SZFAK v Minister for Immigration and Multicultural and Indigenous Affairs
[2006] FCA 237
•16 MARCH 2006
FEDERAL COURT OF AUSTRALIA
SZFAK v Minister for Immigration and Multicultural and Indigenous Affairs
[2006] FCA 237SZFAK AND SZFAL v MINISTER FOR IMMIGRATION AND MULTICULTURAL AND INDIGENOUS AFFAIRS AND REFUGEE REVIEW TRIBUNAL
NSD 72 OF 2006SACKVILLE J
16 MARCH 2006
SYDNEY
IN THE FEDERAL COURT OF AUSTRALIA
NEW SOUTH WALES DISTRICT REGISTRY
NSD 72 OF 2006
ON APPEAL FROM THE FEDERAL MAGISTRATES COURT OF AUSTRALIA
BETWEEN:
SZFAK
FIRST APPELLANTSZFAL
SECOND APPELLANTAND:
MINISTER FOR IMMIGRATION AND MULTICULTURAL AND INDIGENOUS AFFAIRS
FIRST RESPONDENTREFUGEE REVIEW TRIBUNAL
SECOND RESPONDENTJUDGE:
SACKVILLE J
DATE OF ORDER:
16 MARCH 2006
WHERE MADE:
SYDNEY
THE COURT ORDERS THAT:
1. The appeal be dismissed.
2. The first appellant pay the first respondent’s costs of the appeal.
Note: Settlement and entry of orders is dealt with in Order 36 of the Federal Court Rules.
IN THE FEDERAL COURT OF AUSTRALIA
NEW SOUTH WALES DISTRICT REGISTRY
NSD 72 OF 2006
ON APPEAL FROM THE FEDERAL MAGISTRATES COURT OF AUSTRALIA
BETWEEN:
SZFAK
FIRST APPELLANTSZFAL
SECOND APPELLANTAND:
MINISTER FOR IMMIGRATION AND MULTICULTURAL AND INDIGENOUS AFFAIRS
FIRST RESPONDENTREFUGEE REVIEW TRIBUNAL
SECOND RESPONDENT
JUDGE:
SACKVILLE J
DATE:
16 MARCH 2006
PLACE:
SYDNEY
REASONS FOR JUDGMENT
This is an appeal against a judgment of the Federal Magistrates Court given on 13 December 2005. That Court dismissed an application for judicial review of a decision of the Refugee Review Tribunal (‘RRT’) which had affirmed a decision of a delegate of the first respondent (‘the Minister’) to refuse the appellants a protection visa.
The appellants are a married couple who are both citizens of Mongolia. The second appellant is the wife of the first appellant and her claim to a protection visa rests on the success or otherwise of the first appellant’s application.
The appellants arrived in Australia on 21 February 2004. On 1 April 2004, they lodged an application for a protection visa, which was refused by the delegate on 16 April 2004.

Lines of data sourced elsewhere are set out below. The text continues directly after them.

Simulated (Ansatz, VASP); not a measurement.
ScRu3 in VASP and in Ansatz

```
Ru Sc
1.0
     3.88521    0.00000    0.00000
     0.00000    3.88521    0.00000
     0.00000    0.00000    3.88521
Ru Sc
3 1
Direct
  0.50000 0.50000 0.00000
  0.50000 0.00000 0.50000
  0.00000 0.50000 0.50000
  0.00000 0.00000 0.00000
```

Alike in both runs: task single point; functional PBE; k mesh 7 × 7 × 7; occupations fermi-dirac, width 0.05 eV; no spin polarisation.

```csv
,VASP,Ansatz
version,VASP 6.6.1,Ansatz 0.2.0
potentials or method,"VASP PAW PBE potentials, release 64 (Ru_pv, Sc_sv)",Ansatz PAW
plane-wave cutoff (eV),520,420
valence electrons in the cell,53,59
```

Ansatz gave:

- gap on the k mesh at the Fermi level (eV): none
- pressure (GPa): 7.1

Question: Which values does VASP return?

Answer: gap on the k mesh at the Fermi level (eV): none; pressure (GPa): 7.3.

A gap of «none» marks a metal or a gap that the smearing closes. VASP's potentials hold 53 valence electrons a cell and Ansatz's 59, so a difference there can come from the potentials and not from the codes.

On 25 May 2004, the RRT received an application for review of the delegate’s decision. The RRT wrote to the first appellant, advising him that it was unable to arrive at a decision in his favour on the material before it. The first appellant was invited to attend a hearing on 7 September 2004. He did so and gave oral evidence at that hearing. On 7 October 2004, the RRT handed down its decision, which affirmed the delegate’s refusal to grant the appellants protection visas.
The first appellant’s claims were set out in his application for a protection visa. Those claims were repeated in his application to the RRT. In substance, the first appellant claimed that he had become a member of a political organisation in Mongolia known as the New Leaders Club. He claimed that he had become a very active member of that organisation and had been involved in agitation against Communists from the Mongolian People’s Revolutionary Party (‘MPRP’). The first appellant said that he had attempted to expose the corruption and ‘criminal structures’ of the MPRP.
According to the first appellant, in consequence of his political activities, he was interrogated by the local police and kept in detention overnight ‘in terrible conditions’. He claimed that he had been warned by fellow members of the Club that he, along with others, might face serious problems if they continued their agitation against the Communists.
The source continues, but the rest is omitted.